I have decided that the British seasons are like one of those fairground Big Dipper rides... antalisingly sluggish to the top of a steep climb (that's winter), then whizzing down the slope on the other side (that's May-Oct) at a hundred times the speed. We are in that whizzing bit now and I want it to slow down. I don't know where April went. It passed in a blink. I got drunk on all that sunshine. I did things like GARDENING. (I never garden). I also, finally, mustered the confidence (the sun has multifarious beneficial effects) to acquire my first IPHONE. It is the very latest model, sleek and white and I know it is just a question of time before I sit on it or drop it. Until then, it has produced several radical changes to my humdrum life. Namely:
I get glances of respect from my twentysomething sons, wondering if I might not be a Lost Cause after all.
I embark on car journeys to new places without the terror of getting lost.
I can listen to the latest Bruno Mars single (it is the only track I have downloaded) at any time, though doing so does tend to interrupt those glances of filial respect (see above).

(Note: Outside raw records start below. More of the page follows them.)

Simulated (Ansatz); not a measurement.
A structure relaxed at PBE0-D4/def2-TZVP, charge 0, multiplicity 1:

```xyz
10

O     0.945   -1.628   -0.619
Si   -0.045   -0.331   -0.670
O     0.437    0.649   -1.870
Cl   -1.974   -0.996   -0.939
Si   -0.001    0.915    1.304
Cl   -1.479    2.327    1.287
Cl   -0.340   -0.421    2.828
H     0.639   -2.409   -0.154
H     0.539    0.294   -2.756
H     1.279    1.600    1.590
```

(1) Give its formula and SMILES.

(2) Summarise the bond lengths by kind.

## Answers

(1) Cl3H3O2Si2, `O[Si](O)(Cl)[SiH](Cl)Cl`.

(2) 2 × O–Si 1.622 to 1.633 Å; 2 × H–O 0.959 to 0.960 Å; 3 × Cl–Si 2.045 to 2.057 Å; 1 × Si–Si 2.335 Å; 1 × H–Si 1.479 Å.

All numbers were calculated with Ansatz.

Most significantly of all, I have downloaded a book onto it. ME - downloaded a BOOK! Now. I have nothing against downloads, kindles or any other aspect of e-publishing.... how can an author NOT want her books to be enjoyed in all forms possible??!!! But I have made no secret of the fact that I still prefer to read the hard versions, for reasons which I know many romantic traditionalists share with me: Books smell nice. They are enjoyable to hold and handle. They develop character. They are containers and triggers for all the memories of life lived during the course of the reading. They look very fine on shelves, especially (in my view) if visibly a little beaten up from the attention they have received.
So, in the small world of this writer, downloading a book onto an iphone 5 is something of a momentous event. I haven't read the work in question yet. It is, shall we say, a very "commercial" title, picked primarily out of competitive curiosity, not something I expect to want to keep on a shelf for reasons of posterity or anything else. But I like the 'virtual' look of it, sitting on the 'virtual' shelf, behind the little icon of an open book. It's neat and natty. I shall save it for a long train journey when I have finished the crossword and don't want to disturb the person sitting next to me by rummaging for more solid reading matter. It's like having a glossy magazine still in its plastic wrapper, or a snack to ward off a future attack of the munchies. Yes, I am very happy to have taken possession of my first virtual book.